In one of my previous blogs, I wrote about how I wished financial education can be made compulsory in school curricula. Well, since that’s not happening anytime soon, I try to introduce it at home with my two boys whenever I feel appropriate. I felt that once a child reaches his teens, he or she is already forming his own opinions of the world and frankly, even if you are ready to teach, they may not want to listen. So, I start them young and doing it through everyday things…
A simple example would be when it’s time to pay the bill after a meal at the restaurant. The boys will get to take turns to tally the amounts on the bill, check if the prices quoted are accurate and to pay with cash we provide them. They are also supposed to check that the change received is accurate. This simple act of handling money teaches them three important things: 1) value of things 2) math or accounting and 3) being comfortable handling money. In the process, I also take the opportunity to explain to them the idea of taxation. Why so? Because GST and service charges appear on some of the bills as well.

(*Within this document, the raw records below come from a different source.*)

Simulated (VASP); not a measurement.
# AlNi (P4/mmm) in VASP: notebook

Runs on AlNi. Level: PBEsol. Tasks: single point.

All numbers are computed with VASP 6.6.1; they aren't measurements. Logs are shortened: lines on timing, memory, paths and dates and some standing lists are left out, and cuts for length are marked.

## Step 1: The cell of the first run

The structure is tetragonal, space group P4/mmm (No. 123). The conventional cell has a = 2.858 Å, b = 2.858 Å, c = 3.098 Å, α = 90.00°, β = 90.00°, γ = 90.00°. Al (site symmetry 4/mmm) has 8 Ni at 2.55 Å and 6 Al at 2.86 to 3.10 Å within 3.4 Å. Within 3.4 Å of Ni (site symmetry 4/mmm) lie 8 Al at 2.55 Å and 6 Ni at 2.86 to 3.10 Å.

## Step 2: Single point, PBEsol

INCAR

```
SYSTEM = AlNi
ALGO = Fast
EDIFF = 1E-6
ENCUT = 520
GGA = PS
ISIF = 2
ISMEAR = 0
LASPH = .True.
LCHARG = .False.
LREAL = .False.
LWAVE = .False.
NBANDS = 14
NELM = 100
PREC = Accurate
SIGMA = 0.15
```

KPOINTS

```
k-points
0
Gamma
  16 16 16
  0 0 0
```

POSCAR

As store-value cards become more and more common nowadays, the traditional way of paying by cash lets a child understand that things are not “free”. This, in the long term, may go some way in deterring him from using credit cards recklessly. Also, by knowing how much say, a McDonald’s meal costs, my sons are able to place relative values to the items they potentially want to buy. This is shown through remarks like, “Oh, that’s cheaper than a Mac’s meal” or “What! I could buy 5 Mac’s meals with that amount of money!” Yep, by now, it’s quite obvious my boys are that into junk-food McDonald’s meals, which incidentally, I do try and limit only to special occasions.
Another area which I tried out was through the recording of their pocket money. We set up a simple spreadsheet with columns for “Date”, “Amount”, “In”, “Out” and “Balance”. As their banker, I told them I would let them earn interest but only if they do not spend their pocket money except on lunch. It’s rather difficult because there is peer pressure from classmates who would buy ice cream or iced tea in school. Of course, kids being kids, I had to explain to them a few times about how to go about their recording, They had to learn to delay their gratification to earn interest or use the money for something in the short term and forego the extra money. It’s a decision they have to make through their lives and starting young may be good.
As they grew older, I began to introduce more complicated concepts. During one of their long summer holidays, I announced that I was going to teach them a new subject which they had never learnt before: “Financial Education”. I started out by showing them our family “Net Worth” and “Expenses” spreadsheets which I update on a monthly basis. It opened their eyes to many things, e.g. that everything, including the gas, electricity, water, right down to the parking lot – things which were so-called “invisible” to them, came with a price tag. For a while, the two were feeling a bit concerned that we couldn’t possibly afford all these. I assured them we were doing fine. This was the perfect time to introduce the concepts of “Income” and “Expenses”.
I explained to them the concepts of “Sources” of income, including “Passive” and “Active” income sources, as well as how to differentiate between “Fixed” and “Variable” expenses. It took them a while to understand but eventually, I think they did. I realized that in teaching them, I had to regularly use examples they can relate to and keep things “visual” and interactive. For example, I would draw charts or point out things in the house and asked them which category of expense that item would fall into. Nowadays, when they see me updating my expenses or net worth, they would often come and take a look, curious to find out how we were doing for the month.
I realized I also needed them to understand how to “earn” their own money. The boys were very keen on paper-folding all sorts of insects, airplanes and dragons. So, during one of the barbeque gatherings in our neighbourhood in China, we decided to set up our own “Origami paper gifts” stall. I sourced for the right origami paper. They had to fold their “products”, price them and construct a money-collection box. Business was surprisingly good.
During the event, my older boy was an avid marketer but the younger one was quite busy enjoying the bbq, although he did round up some friends to buy the products. It was pretty hard work but they enjoyed counting their “profits” at the end of the day. Being their typical financially-crazy mom, I insisted that they draft a simple Income and Expense Statement. They were even “taxed” by their father and me. It was all in good fun but from this exercise, they learnt first hand the tears and joys of setting up shop.
But not everything should be money and money only. Charity – something which I wished I could credit with teaching my boys, but this, my boys taught me instead. Having moved back here to Singapore, my two boys had on separate occasions, asked if they could donate money. It wasn’t a lot but I was surprised because they had never asked this before. Apparently, there were a visually-handicapped musician and an old man peddling tissue papers near where we are staying and my boys really felt like helping them. I would like to think that showing them how things work in real life had taught them to realize that there are people who, through no fault of theirs, can barely make ends meet but are still trying their best to earn some income.
The journey of financial education, I suppose, is never-ending. Nonetheless, I would count this small but kind act of them as a significant milestone.